I didn’t want to discuss my objections in the RFC, it seemed out of place. But let’s do it here, then.
I agree that the goal of async-await is ergonomics, therefore too much annotation is probably a problem. That can, however, be solved in other ways than pretending that something acts the same (in the syntax) while it doesn’t. One of the things I like about Rust is, it doesn’t paper over what happens. We have explicit heap allocation, for example, while other languages hide this. This makes me feel that I know what is happening in quite a detail and that I can influence it.

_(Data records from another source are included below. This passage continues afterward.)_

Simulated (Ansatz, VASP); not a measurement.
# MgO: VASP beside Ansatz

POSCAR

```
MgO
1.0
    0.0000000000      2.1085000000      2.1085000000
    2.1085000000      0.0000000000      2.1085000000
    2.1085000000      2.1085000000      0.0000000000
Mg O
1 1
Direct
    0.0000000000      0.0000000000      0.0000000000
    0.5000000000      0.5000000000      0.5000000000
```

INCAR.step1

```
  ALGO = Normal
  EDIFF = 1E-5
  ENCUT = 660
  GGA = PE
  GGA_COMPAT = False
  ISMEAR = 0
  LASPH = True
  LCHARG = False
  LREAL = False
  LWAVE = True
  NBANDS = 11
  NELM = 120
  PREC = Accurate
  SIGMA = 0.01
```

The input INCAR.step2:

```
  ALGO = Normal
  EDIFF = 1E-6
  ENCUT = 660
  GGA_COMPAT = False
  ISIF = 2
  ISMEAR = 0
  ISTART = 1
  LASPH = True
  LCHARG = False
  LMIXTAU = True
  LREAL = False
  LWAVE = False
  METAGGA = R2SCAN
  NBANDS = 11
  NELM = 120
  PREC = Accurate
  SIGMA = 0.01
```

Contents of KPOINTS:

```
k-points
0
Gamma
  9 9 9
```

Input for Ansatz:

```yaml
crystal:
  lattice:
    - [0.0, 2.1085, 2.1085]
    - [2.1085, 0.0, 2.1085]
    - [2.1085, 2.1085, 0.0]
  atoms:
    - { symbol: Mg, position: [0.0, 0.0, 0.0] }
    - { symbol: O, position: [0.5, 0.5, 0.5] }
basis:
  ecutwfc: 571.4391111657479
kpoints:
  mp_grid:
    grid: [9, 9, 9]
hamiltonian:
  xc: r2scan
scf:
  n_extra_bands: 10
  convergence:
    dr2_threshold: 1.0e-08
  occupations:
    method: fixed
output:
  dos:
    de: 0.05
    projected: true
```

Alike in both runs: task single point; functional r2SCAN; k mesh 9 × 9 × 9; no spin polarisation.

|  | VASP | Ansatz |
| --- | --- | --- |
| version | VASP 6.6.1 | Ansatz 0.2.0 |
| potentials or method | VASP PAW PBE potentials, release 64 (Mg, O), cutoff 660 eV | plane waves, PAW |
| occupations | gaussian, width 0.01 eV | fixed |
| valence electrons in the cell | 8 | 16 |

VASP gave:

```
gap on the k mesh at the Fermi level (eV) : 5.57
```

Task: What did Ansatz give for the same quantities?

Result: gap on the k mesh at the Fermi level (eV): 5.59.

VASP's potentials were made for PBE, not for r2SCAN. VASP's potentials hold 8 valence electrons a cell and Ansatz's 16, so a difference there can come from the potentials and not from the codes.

The specific points I don’t like about the proposal, and why:
First, I don’t buy the argument of normal function that can do arbitrary bad things. While it is true that in theory, it can ‒ I probably could write a function that moves the current stack into a different OS thread ‒ it is uncommon and you can guess it from the function name. If I have a function called
load_from_file(filename), I can be quite confident it will not move me into another thread, that it’ll eventually return control to me and that it’ll not try to lock a mutex I haven’t provided to it. On the other hand, if I call
scheduler::turn(), I can guess it just might do something interesting, so I’ll think twice about what state I’m in before the call. If the suspension points disappear, all functions are suspects for doing something bad and just reading the code (when doing code review, for example) is not enough to gain any level of reasonable confidence.
Let’s show an example (I’m not looking the exact interface of the sigprocmask binding into Rust, but it changes the masked signals for the current thread).
let old_mask = sigsetmask(SIG_BLOCK, SIGTERM | SIGQUIT)?; // Wait with the signal until we finish playing with the DB file
do_something_with_db is sync and I further assume that the author of the function was sane not to hide a very complex code to smuggle my stack into another thread (not a big assumption, I guess and if the author had bad intentions, he could crash my program in million other ways), this is OK. However, if it could mean a suspension point, it could set the signal mask for arbitrary other async task and I could restore the mask in a different thread, introducing a very hard to find bug. A hint at the suspension point (maybe just calling it with
-()- instead of just
()) would be enough to both prevent this from slipping through code review and from compiling and introducing this bug by making that function async sometime in the future.
The same can be said for holding a mutex for a while. Let’s say I have single-threaded executor, but have other threads I want to sync with. If I hold it across a suspension point, I might get a deadlock, because other instance of the same code will run and will try to get the mutex too ‒ and can’t and it won’t let me run. Again, while in theory a function call could also try to lock the mutex, if it’s a library function to load metadata of a movie from file (something that could in theory be async), because I haven’t given it access to the mutex nor to my other tasks.
Both of these is something one might reasonably want to do in systems language like Rust.
Furthermore, the proposal doesn’t seem to look very consistent. OK, async functions have the
::new function and otherwise await when called directly. I don’t really see how that works, except adding a corner-case somewhere really deep into the language, while some kind of
await! or operator is almost implementable as an extern crate. But what about integration with futures? Lot’s of library functions will return futures (
TcpListener::accept, for example). Is that one awaited automatically? If so, who provides the
::new for it? Does it appear magically?
Furthermore, if it does auto-await in async function, but returns the future outside of it, then
async is no longer an extention ‒
unsafe allows some more things to do inside of it, but the code that compiles outside does the same inside of it. This would be a code that does something else inside and outside. That looks confusing.
If you don’t auto-await the future, then you can only auto-await other async fns. Considering a lot of futures need to be implemented in other ways than an async fn, it’ll cover only small part of cases ‒ maybe 50%? Considering I’ll receive some futures by a parameter (and I’ll have to await them explicitly), some will be stored in some data structure, or receive by a channel, this’ll even lower the percentage of cases when it can be used.
Therefore, the result will be half implicit waiting and half explicit, getting disadvantages of both worlds.